NBA

NBA: Is Russell Westbrook the Problem with the Oklahoma City Thunder?

Russell Westbrook might be the reason the Oklahoma City Thunder can't win in the playoffs.

Russell Westbrook and the Oklahoma City Thunder found themselves on the losing end of another first-round playoff series in the 2019 NBA playoffs. Their series loss against the Portland Trail Blazers was the third straight one-and-done series for OKC. Now, there are a lot of questions as to whether Russell Westbrook can continue to be the franchise’s best player. He might be one of the most underrated players in NBA history, but some wonder if Oklahoma City should try to move on from the talented former MVP who is a triple-double machine and restart things with Paul George at the helm. With that in mind let’s explore if Russell Westbrook is the problem with the Oklahoma City Thunder.

Thunder playoff woes

Since Kevin Durant left for Golden State, Oklahoma City has looked overmatched in each of their playoff series losses. They lost in five games to the Houston Rockets in 2017, and they followed it up with a six-game loss to the Utah Jazz last season. This year things were supposed to be different, as the Thunder looked to be a legitimate threat to Golden State in the West.

However, Russell Westbrook’s antics towards Portland Trail Blazers All-Star guard Damian Lillard proved to be too much for the Thunder to handle. Lillard took all the trash talk personally, and he put Portland on his back in an easy five-game series win. The defining moment of the series was Lillard hitting a 37 foot 3-pointer in front of Paul George to win the series as time expired.

After Lillard made the shot, he waved goodbye to Oklahoma City and celebrated with his teammates in one of the coldest moments the league has ever seen. If Westbrook can’t get out of the first round next season, can you expected it to happen at all?

Shooting decline

Westbrook’s shooting has dramatically fallen off since his MVP season in 2016-17. He shot 42% from the field, 34% from behind the arc, and 84% at the free-throw line that year. Last season, his 3-point percentage dropped to roughly 30%, and his free-throw percentage dropped to 74%.

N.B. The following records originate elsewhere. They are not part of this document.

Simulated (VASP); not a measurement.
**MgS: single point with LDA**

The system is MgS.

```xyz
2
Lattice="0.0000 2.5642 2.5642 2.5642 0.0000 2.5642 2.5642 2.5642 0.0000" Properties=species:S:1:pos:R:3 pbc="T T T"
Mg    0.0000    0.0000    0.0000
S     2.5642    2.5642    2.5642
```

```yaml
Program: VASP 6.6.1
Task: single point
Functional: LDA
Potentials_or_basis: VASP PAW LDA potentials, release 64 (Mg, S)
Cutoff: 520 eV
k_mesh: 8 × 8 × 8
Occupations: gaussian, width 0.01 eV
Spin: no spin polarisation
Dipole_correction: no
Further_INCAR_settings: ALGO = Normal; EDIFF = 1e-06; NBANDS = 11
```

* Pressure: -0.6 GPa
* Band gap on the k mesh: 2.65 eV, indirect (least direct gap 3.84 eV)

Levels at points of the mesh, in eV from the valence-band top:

Westbrook suffered the biggest decline of all this season. He shot just over 65% at the line and put up just 22.9 points per game, his lowest output since 2013-14. If he continues to decline shooting the ball (something he has vowed to work on this offseason), his efficiency will make him less than desirable on the trading block.

Massive contract

Russell Westbrook has four years remaining on his deal, and he will make at least a $38 million per season going forward. The final year of his contract when he is 33 years old will cost Oklahoma City $47 million. If his play keeps declining, he won’t be worth the money, but the Thunder might not be able to move him. Don’t expect many teams to look to make a deal for a player on a Supermax deal whose shooting has declined drastically in two seasons.

Coach Billy Donovan

Russell Westbrook might be the reason the Oklahoma City Thunder can't win in the playoffs.
Thunder coach Billy Donovan (right) isn’t the greatest tactician. | Adam Glanzman/Getty Images

Is Billy Donovan one of the other problems for Oklahoma City? Donovan was never viewed as an X’s & O’s strategist during his time at the University of Florida, and he has shown he easily can be outcoached in a playoff series. Yes, he took the Thunder to the Western Conference finals, but they had a 3-1 lead against Golden State, but they lost in seven games as Durant and Westbrook seemed to have no direction of how to do things on the offensive end of the floor.

Is Russell Westbrook is the problem with the Thunder?

After looking at everything regarding Oklahoma City Thunder superstar Russell Westbrook, we can say that he is a part of the problem for the team, but he isn’t the only one. A lack of talent at times and iffy coaching decisions don’t help the cause, but Westbrook’s overall decline is a culprit in the recent Thunder woes. Who do you expect to help Oklahoma City turn their playoff misfortune around?